The Scottish Government has launched a taskforce to tackle climate change after greenhouse gas emissions rose and the country missed its target for the third year in a row.

The latest failure calls into question Scotland’s ability to reach its ambitious target of reducing emissions by 42%, from 1990 levels, by 2020.

The task is in fact even harder than parliament and society realised in 2009

Scotland’s greenhouse gas emissions in 2012 were estimated at 55.7 million tonnes of carbon dioxide equivalent (MtCO2e). Higher than the 2011 figure of 55.4 MtCO2e.

Scotland’s target set by the Climate Change (Scotland) Act for 2012 was 53.2 MtCO2e.

To meet its 2013 target, emissions will have to be reduced by over 13%.

Paul Wheelhouse, minister for environment and climate change, blamed the increase on changes to the method for calculating emissions in 2009 which altered Scotland’s output from 52.9 MtCO2 to the increased figure.

He said: "With a target of 42% by 2020 we are ahead of the UK at 34% and well ahead of the EU at 20%.

“Scotland chose to have stretching targets because we were aware of the scale of the challenge of climate change. And we should be proud of the efforts that have been made across society since the 2009 Climate Change Act.

Scotland’s greenhouse gas emissions calculated in million tonnes carbon dioxide equivalent (MtCO2e)
1990 – 75.5 MtCO2e
2011– 55.4 MtCO2e
2012 – 55.7 MtCO2e
2020 (target) – 40.7 MtCO2e

"However, since then we have also improved the method for calculating our greenhouse gas emissions. That was the right thing to do, but it now shows that the task is in fact even harder than parliament and society realised in 2009.”

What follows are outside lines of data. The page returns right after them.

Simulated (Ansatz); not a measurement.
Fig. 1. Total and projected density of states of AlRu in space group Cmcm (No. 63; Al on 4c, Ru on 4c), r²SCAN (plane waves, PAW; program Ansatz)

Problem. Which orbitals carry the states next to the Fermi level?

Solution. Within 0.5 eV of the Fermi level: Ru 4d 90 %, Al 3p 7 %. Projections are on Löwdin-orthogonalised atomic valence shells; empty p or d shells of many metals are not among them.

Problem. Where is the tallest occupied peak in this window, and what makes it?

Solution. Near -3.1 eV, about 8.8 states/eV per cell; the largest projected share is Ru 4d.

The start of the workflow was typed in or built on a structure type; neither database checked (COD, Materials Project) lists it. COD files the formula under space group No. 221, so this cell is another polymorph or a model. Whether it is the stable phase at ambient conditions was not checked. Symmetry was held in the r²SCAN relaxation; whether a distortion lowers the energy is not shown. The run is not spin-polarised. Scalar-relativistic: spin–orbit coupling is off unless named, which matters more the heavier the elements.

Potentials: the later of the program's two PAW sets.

Wheelhouse said a government sub-committee consisting of the deputy first minister, two other cabinet secretaries and a range of government ministers will be formed to look at ways to reverse the current trend.

A £5 million fund has been made available for energy efficiency upgrades for rural areas such as Orkney, Shetland and the Western Isles and a further £15m for cycling, walking, electric vehicle initiatives.

Stop Climate Chaos Scotland, a coalition of environment groups, said it has been a difficult start to the implementation of the Climate Change Act but it remains convinced the government is serious about tackling the issue.

Spokesperson Gina Hanrahan said: “These are important first steps and we will need to build on them to realise the full potential of the Climate Change Act.

 “We’re encouraged that the Scottish Government has set up a cabinet sub-committee on climate change. 

“This will help embed climate change as a core priority across all government departments and provide a regular focus on climate change for our country’s key decision-makers.”